As we take the time to recognize the innovative companies across the wide variety of industries that make up L.A.’s community of business, we should also take a moment to look at the innovations that made the existence of this city possible.
When thinking of innovation, we may picture the culture-defining apps dreamed up in Silicon Beach or perhaps the visual wonders happening in Hollywood, yet many of this city’s earliest innovations were the result a very basic human need – access to water.
Even before colonial forces swept into the L.A. Basin, water was integral to the region and the Native American tribe indigenous to Los Angeles gathered around natural springs.
Once the first Spaniards began to settle in the river valley that now constitutes the City of Angels, the issue of access to water reared its head. Los Angeles’ early colonists constructed a distribution system of dams, water wheels and ditches – known as zanjas – to ensure their access to the water that flowed in the Los Angeles River.
As Los Angeles expanded in the late 19th and early 20th centuries, so did the city’s need for new, more reliable water sources. And in a reminder that innovation doesn’t come without costs, the likes of William Mulholland set their sights on the Owens River, which after an extended fight with the local population of farmers, the Los Angeles Aqueduct was constructed, and the river was diverted to Los Angeles, providing its residents with a more reliable source of water, but essentially ending agriculture production in the Owens River Valley.
Recent history shows that we might very well be at another crossroads when it comes to water in our continuously expanding city. After five years of drought, it’s time Los Angeles’ community of business turned its innovative streak to ensuring that this city remains habitable as climate change makes our climate more arid.
Whether through new ways to recycle wastewater, improving our rainwater absorption (and thus helping to replenish our groundwater) or discovering new ways to make this city more self-reliant when it comes to water access, perhaps it’s time we turn our innovative streak toward an issue that is certainly less glamorous but is nonetheless imperative to the future survival of our city.

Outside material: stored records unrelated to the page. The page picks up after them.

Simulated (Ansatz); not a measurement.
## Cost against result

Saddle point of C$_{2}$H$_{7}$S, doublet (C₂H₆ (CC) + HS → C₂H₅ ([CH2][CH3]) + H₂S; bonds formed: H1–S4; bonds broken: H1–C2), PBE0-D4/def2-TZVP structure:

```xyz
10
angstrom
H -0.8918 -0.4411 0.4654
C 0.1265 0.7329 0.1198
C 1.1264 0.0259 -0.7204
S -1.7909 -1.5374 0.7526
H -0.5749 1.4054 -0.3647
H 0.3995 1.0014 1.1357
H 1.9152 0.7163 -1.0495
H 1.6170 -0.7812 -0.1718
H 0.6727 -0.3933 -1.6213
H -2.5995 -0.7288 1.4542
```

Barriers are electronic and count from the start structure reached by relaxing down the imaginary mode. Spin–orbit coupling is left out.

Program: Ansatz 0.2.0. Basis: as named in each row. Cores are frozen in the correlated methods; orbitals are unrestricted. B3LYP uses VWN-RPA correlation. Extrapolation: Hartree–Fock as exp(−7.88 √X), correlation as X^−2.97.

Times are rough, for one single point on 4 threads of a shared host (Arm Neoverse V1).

It also might be time to consider where and how we build. Los Angeles is a real estate town, but it might be time to flex some innovative muscles on that front. After the Woolsey Fire devastated the northwest portion of the county in recent days, it seems to make sense to try and find ways to mitigate the physical damage and loss of human life that comes when wildfire patterns are ignored.
The business community is at its best when pushed to solve pressing problems, and both water issues and fire concerns are just that.
Time to do what we do best: innovate.